The Department of Finance (DOF) remains optimistic that lawmakers will consider the long-term benefits of the Duterte administration’s comprehensive tax reform program (CTRP) by giving their stamp of approval to its remaining packages ahead of the election season.
Finance Secretary Carlos Dominguez III said the current tax setup needs to undergo sweeping reforms, particularly the system on corporate income taxation (CIT) to ensure the economy would be able to haul in more foreign direct investments (FDIs), create a lot more jobs and provide equal opportunities to over 90,000 small and medium enterprises (SMEs) in the country.
On top of lowering the CIT rate of 30 percent–the region’s highest–to more closely reflect the average in the Association of Southeast Asian Nations (ASEAN), the currently “convoluted” regime of fiscal incentives should also be overhauled, Dominguez said.
He said it is thus necessary to do away with the unfair system that lets a select group of companies, many of them on the list of Top 1,000 corporations, receive tax discounts and other incentives that they clearly no longer need, as reflected in their high profit margins, while some 90,000 SMEs struggle to pay the regular rate of 30 percent.
“Our legislators are currently studying the succeeding packages of the tax reform program. Although they labor under the usual noise that accompanies each electoral season, we are hopeful they will consider the long-term benefits to the country of completing this reform program at the soonest possible time,” Dominguez said during the General Membership Meeting of the Philippine Hotel Owners Association (PHOA) held at the New World Hotel in Makati City.
He said the incentives given without coordination by the agencies authorized to grant them through 136 laws on investment incentives and 200 others on non-investment incentives has led to a system in which tax perks have been given perpetually or without reference to any beneficial social impact, such as target job creation.
“These incentives are not always transparent and have created disparities between similar businesses,” Dominguez noted.
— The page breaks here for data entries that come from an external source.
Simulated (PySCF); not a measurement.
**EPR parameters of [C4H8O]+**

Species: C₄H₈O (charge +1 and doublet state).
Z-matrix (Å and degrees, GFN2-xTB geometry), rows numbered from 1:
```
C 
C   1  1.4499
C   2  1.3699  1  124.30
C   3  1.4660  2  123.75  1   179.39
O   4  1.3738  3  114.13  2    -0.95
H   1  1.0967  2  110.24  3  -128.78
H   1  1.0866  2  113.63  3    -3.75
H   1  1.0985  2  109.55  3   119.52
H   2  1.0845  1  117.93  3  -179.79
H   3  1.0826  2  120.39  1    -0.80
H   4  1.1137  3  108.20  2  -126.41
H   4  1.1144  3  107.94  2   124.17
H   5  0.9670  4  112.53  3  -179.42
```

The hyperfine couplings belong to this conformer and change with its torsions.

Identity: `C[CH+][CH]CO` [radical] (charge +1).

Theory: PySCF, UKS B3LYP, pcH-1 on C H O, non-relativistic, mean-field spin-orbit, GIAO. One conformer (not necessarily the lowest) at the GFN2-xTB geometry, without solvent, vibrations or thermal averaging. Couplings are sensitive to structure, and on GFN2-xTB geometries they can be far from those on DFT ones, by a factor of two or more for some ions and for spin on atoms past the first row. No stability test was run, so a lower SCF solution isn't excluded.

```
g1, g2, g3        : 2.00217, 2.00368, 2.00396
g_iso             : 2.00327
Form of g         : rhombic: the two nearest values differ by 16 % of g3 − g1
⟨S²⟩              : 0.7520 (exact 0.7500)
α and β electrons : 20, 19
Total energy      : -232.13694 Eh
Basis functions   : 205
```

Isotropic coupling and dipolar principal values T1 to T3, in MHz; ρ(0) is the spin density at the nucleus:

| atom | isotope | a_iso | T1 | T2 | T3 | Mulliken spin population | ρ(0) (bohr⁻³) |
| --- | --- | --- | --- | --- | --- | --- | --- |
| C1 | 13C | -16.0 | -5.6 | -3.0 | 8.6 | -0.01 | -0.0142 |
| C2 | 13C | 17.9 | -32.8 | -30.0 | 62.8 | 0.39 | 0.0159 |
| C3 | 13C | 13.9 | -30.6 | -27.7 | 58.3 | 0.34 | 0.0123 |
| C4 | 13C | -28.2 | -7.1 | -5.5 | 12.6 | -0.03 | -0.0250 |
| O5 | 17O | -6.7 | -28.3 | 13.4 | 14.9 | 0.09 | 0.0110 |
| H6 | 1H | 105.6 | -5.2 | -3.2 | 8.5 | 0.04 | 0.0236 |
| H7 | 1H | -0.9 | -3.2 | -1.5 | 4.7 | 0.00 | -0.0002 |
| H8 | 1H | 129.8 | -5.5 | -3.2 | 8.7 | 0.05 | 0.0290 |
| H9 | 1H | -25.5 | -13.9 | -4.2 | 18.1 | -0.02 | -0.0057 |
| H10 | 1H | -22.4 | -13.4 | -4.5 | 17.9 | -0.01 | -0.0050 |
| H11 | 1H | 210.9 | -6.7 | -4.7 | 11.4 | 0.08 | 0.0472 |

Citing data from the Securities and Exchange Commission (SEC) and those reported by investment promotion agencies–as mandated under the Tax Incentives Management and Transparency Act (TIMTA)–Dominguez said that for 2015 alone, the government gave away P86.3 billion-worth of income tax incentives to firms that paid out a total of P141.8 billion combined in dividends to their respective shareholders.
These declared dividends were 164 percent of the income tax incentives received by firms from various sectors.
He said such data clearly show that many of the enterprises given incentives are inherently profitable and no longer need such perks for their businesses to prosper here in the Philippines.
In the hotel industry alone, Dominguez said some 60 hotels and amusement centers were recently granted tax incentives but around half of them are located in Metro Manila and major urban centers.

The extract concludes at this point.